Buying and Selling Simultaneously
The biggest mental hurdle facing newcomers to currencies, especially traders familiar with other markets, is getting their head around the idea that each currency trade consists of a simultaneous purchase and sale. In the stock market, for instance, if you buy 100 shares of Google, you own 100 shares and hope to see the price go up. When you want to exit that position, you simply sell what you bought earlier. Easy, right?
But in currencies, the purchase of one currency involves the simultaneous sale of another currency. This is the exchange in foreign exchange. To put it another way, if you’re looking for the dollar to go higher, the question is “Higher against what?”
The answer is another currency. In relative terms, if the dollar goes up against another currency, that other currency also has gone down against the dollar. To think of it in stock market terms, when you buy a stock, you’re selling cash, and when you sell a stock, you’re buying cash.
Currencies come in pairs
To make matters easier, forex markets refer to trading currencies by pairs, with names that combine the two different currencies being traded, or “exchanged,” against each other. Additionally, forex markets have given most currency pairs nicknames or abbreviations, which reference the pair and not necessarily the individual currencies involved.
Major currency pairs
The major currency pairs all involve the U.S. dollar on one side of the deal. The designations of the major currencies are expressed using International Standardization Organization (ISO) codes for each currency. Table 2-1 lists the most frequently traded currency pairs, what they’re called in conventional terms, and what nicknames the market has given them.
Major cross-currency pairs
Although the vast majority of currency trading takes place in the dollar pairs, cross-currency pairs serve as an alternative to always trading the U.S. dollar. A cross-currency pair, or cross or crosses for short, is any currency pair that does not include the U.S. dollar. Cross rates are derived from the respective USD pairs but are quoted independently.

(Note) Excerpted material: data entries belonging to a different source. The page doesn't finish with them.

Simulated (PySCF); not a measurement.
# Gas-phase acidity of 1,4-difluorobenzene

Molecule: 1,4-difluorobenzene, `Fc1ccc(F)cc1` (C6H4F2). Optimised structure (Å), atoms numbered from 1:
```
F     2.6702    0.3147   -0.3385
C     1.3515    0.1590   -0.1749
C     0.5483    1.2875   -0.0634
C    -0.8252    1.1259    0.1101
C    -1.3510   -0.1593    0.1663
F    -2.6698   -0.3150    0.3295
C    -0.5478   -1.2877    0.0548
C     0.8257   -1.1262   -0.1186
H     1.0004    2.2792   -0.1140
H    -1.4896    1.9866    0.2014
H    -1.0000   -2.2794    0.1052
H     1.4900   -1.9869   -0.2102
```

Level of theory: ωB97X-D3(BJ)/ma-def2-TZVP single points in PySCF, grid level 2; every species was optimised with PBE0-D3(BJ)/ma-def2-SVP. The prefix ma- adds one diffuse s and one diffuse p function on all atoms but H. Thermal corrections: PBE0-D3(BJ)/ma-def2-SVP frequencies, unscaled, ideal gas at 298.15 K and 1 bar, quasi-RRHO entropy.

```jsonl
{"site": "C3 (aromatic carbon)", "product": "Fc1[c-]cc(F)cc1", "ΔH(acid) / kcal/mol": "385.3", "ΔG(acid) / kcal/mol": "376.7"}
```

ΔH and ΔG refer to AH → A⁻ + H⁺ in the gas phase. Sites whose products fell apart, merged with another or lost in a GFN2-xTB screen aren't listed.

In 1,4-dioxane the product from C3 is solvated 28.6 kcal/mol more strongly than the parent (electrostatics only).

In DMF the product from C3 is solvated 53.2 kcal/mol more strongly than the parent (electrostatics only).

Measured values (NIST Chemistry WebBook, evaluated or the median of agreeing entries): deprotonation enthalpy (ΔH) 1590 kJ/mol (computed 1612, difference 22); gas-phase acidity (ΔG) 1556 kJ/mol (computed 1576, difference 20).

Crosses enable traders to more directly target trades to specific individual currencies to take advantage of news or events. For example, your analysis may suggest that the Japanese yen has the worst prospects of all the major currencies going forward, based on interest rates or the economic outlook. To take advantage of this, you’d be looking to sell JPY, but against which other currency? You consider the USD, potentially
buying USD/JPY (buying USD/selling JPY) but then you conclude that the USD’s prospects are not much better than the JPY’s. Further research on your part may point to another currency that has a much better outlook (such as high or rising interest rates or signs of a strengthening economy), say the Australian dollar (AUD). In this example, you would then be looking to buy the AUD/JPY cross (buying AUD/selling JPY) to
target your view that AUD has the best prospects among major currencies and the JPY the worst.
The most actively traded crosses focus on the three major non- USD currencies (namely EUR, JPY, and GBP) and are referred to as euro crosses, yen crosses, and sterling crosses.
The long and the short of it
Forex markets use the same terms to express market positioning as most other financial markets. But because currency trading involves simultaneous buying and selling, being clear on the terms helps — especially if you’re totally new to financial market trading.
Going long
No, we’re not talking about running out deep for a football pass. A long position, or simply a long, refers to a market position in which you’ve bought a security. In FX, it refers to having bought a currency pair. When you’re long, you’re looking for prices to move higher, so you can sell at a higher price than where you bought. When you want to close a long position, you have to sell what you bought. If you’re buying at multiple price levels, you’re adding to longs and getting longer.
Getting short
A short position, or simply a short, refers to a market position in which you’ve sold a security that you never owned. In the stock market, selling a stock short requires borrowing the stock (and paying a fee to the lending brokerage) so you can sell it. In forex markets, it means you’ve sold a currency pair, meaning you’ve
sold the base currency and bought the counter currency. So you’re still making an exchange, just in the opposite order and according to currency-pair quoting terms. When you’ve sold a currency pair, it’s called going short or getting short and it means you’re looking for the pair’s price to move lower so you can buy it back at a profit. If you sell at various price levels, you’re adding to shorts and getting shorter.
In currency trading, going short is as common as going long. “Selling high and buying low” is a standard currency trading strategy.
Currency pair rates reflect relative values between two currencies and not an absolute price of a single stock or commodity. Because currencies can fall or rise relative to each other, both in medium and long-term trends and minute-tominute fluctuations, currency pair prices are as likely to be going down at any moment as they are up. To take advantage of such moves, forex traders routinely use short positions to exploit falling currency prices. Traders from other markets may feel uncomfortable with short selling, but it’s just something you have to get your head around.
Squaring up
Having no position in the market is called being square or flat. If you have an open position and you want to close it, it’s called squaring up. If you’re short, you need to buy to square up. If you’re long, you need to sell to go flat. The only time you have no market exposure or financial risk is when you’re square.